Jealousy over his friends eating what they want has also been an issue with Cole.  He has mentioned more than once friends "bragging" or making obvious eating motions when lunch time comes around and they gobble pizza and cookies down.  Thankfully, he is getting better at dealing with it and not letting it bother him too much.  He still has his "not fair" moments, but who really wouldn't. 
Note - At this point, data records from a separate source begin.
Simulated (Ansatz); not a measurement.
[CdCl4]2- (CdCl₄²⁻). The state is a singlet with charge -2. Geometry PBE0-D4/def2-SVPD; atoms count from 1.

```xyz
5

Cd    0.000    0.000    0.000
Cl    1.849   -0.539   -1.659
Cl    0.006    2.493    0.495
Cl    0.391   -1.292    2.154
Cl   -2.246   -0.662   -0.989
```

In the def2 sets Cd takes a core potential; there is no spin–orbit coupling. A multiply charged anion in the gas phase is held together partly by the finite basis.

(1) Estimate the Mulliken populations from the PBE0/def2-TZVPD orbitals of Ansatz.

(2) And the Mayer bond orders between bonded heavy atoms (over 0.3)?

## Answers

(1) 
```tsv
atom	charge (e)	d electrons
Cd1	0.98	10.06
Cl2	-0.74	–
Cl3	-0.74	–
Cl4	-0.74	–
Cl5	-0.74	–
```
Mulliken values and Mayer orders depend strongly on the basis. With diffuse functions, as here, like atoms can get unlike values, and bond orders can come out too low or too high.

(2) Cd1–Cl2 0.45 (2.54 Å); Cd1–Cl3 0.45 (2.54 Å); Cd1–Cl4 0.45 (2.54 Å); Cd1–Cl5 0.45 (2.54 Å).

I have found a couple recipes, thanks to my friend, that have really hit the tummy in a good way!  One being snickerdoodles.  Granted, to me they have a teeny tiny aftertaste, but to Cole - who has been on the Celiac diet two months now - there is no noticable issue.  He does like them warmed up in the microwave - says they are better.  Enjoy!

Snickerdoodles!
3/4 cup veggie shortening (can use butter instead)
1 1/2 cups sugar
1 tsp vanilla
2 eggs
2 cups sorghum flour
1/2 cup tapioca flour
1/4 cup arrowroot starch
2 tsp cream of tarter
1 tsp baking soda
1/2 tsp sea salt
2 tbsp sugar
1 tsp cinnamon

preheat to 375.  cream shortening and sugar in large bowl.  beat in eggs and vanilla.  in separate bowl mix together sorghum, tapioca, arrowroot, cream of tarter, baking soda, and salt.  pour dry ingredients into wet ones and beat until well mixed. roll into balls the size of a large walnut.  combine last two ingredients in a bowl and then roll balls into it to coat.  bake 10 to 12 minutes on a greased cookie sheet. 

Now, I baked half of mine right away and then stopped after I coated them for the other half.  I then placed the unbaked ones in the freezer and Cole can pop a couple at a time in the oven when he is hungry for a snack.